Bryant v. Town and Country Homeowners Assn,
06:13:2006

Bryant v. Town and Country Homeowners Assn,




Filed 6/12/06 Bryant v. Town and Country Homeowners Assn, CA2/7





NOT TO BE PUBLISHED IN THE OFFICIAL REPORTS


California Rules of Court, rule 977(a), prohibits courts and parties from citing or relying on opinions not certified for publication or ordered published, except as specified by rule 977(b). This opinion has not been certified for publication or ordered published for purposes of rule 977.





IN THE COURT OF APPEAL OF THE STATE OF CALIFORNIA



SECOND APPELLATE DISTRICT



DIVISION SEVEN










WILLIAM L. BRYANT,


Plaintiff and Appellant,


v.


TOWN AND COUNTRY HOMEOWNERS ASSOC., INC., et al.,


Defendants and Respondents.



B184616


(Los Angeles County


Super. Ct. No. LC068446)



APPEAL from a judgment of the Superior Court of Los Angeles County. Stanley Weisberg, Judge. Affirmed.


Goodheart & Goodheart and Gregory J. Goodheart for Plaintiff and Appellant.


Adams & Kessler and Mark A. O'Brien for Defendants and Respondents.


___________________________


A homeowners' association placed a lien against a condominium owner's unit to recover costs it incurred to repair water damage and mold in the unit. The association's lien was satisfied through escrow when the owner sold the unit. The condominium owner then brought suit against the homeowners' association and its management company claiming they had breached their duty to him and he was thus not liable for the repair or remediation costs. At the close of the condominium owner's case-in-chief the trial court concluded the condominium owner had failed to carry his burden of proving his causes of actions for negligence and fraud. Accordingly, the trial court granted the homeowners' association's and management company's motions for judgment. We affirm.
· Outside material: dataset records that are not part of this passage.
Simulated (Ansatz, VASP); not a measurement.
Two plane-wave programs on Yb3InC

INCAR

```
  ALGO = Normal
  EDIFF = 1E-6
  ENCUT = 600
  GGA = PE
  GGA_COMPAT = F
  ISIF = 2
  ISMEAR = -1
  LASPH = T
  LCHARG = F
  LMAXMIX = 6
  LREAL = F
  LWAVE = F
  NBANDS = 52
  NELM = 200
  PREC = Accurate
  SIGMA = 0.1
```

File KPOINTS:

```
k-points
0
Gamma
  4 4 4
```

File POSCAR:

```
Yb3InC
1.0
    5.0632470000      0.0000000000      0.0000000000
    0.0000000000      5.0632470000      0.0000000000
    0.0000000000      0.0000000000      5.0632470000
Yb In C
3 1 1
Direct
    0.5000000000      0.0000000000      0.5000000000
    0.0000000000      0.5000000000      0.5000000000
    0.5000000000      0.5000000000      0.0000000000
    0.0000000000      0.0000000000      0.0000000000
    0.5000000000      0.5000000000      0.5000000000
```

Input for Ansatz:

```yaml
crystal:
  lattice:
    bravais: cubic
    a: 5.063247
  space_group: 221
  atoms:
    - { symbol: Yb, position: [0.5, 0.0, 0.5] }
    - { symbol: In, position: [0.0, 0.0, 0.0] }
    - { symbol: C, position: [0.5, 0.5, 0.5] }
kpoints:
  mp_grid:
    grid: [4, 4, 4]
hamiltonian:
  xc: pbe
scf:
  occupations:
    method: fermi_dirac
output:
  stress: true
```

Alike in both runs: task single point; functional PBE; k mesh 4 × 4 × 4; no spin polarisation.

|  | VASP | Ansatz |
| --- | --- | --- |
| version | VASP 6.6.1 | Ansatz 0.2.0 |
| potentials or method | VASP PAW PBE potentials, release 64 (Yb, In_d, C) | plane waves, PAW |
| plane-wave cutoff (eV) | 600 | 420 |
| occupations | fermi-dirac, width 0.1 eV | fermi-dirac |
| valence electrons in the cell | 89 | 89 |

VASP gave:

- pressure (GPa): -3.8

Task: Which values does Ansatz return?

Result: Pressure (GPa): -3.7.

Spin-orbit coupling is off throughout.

FACTS AND PROCEEDINGS BELOW


Plaintiff and appellant, William L. Bryant, purchased a condominium in Agoura Hills in 1991. His condominium was a one bedroom, one bath unit and part of the defendant and respondent Town and Country Homeowners' Association (the association). The association hired defendant and respondent Community Management Specialists to manage the property.


Sometime in April 2003 appellant noticed the bathtub hot water faucet leaked. Over time the leak got progressively worse until it was running at half force. Appellant went to a home improvement center and personnel there recommended he replace the faucet's washer. Appellant's fix did not last. The same hot water faucet began leaking and in time was again running at half force into the tub. Appellant was not particularly concerned because all the water went down the drain and he did not notice any water leaking outside the tub or around the toilet. Appellant agreed the bathtub's hot water faucet had leaked in this fashion for months.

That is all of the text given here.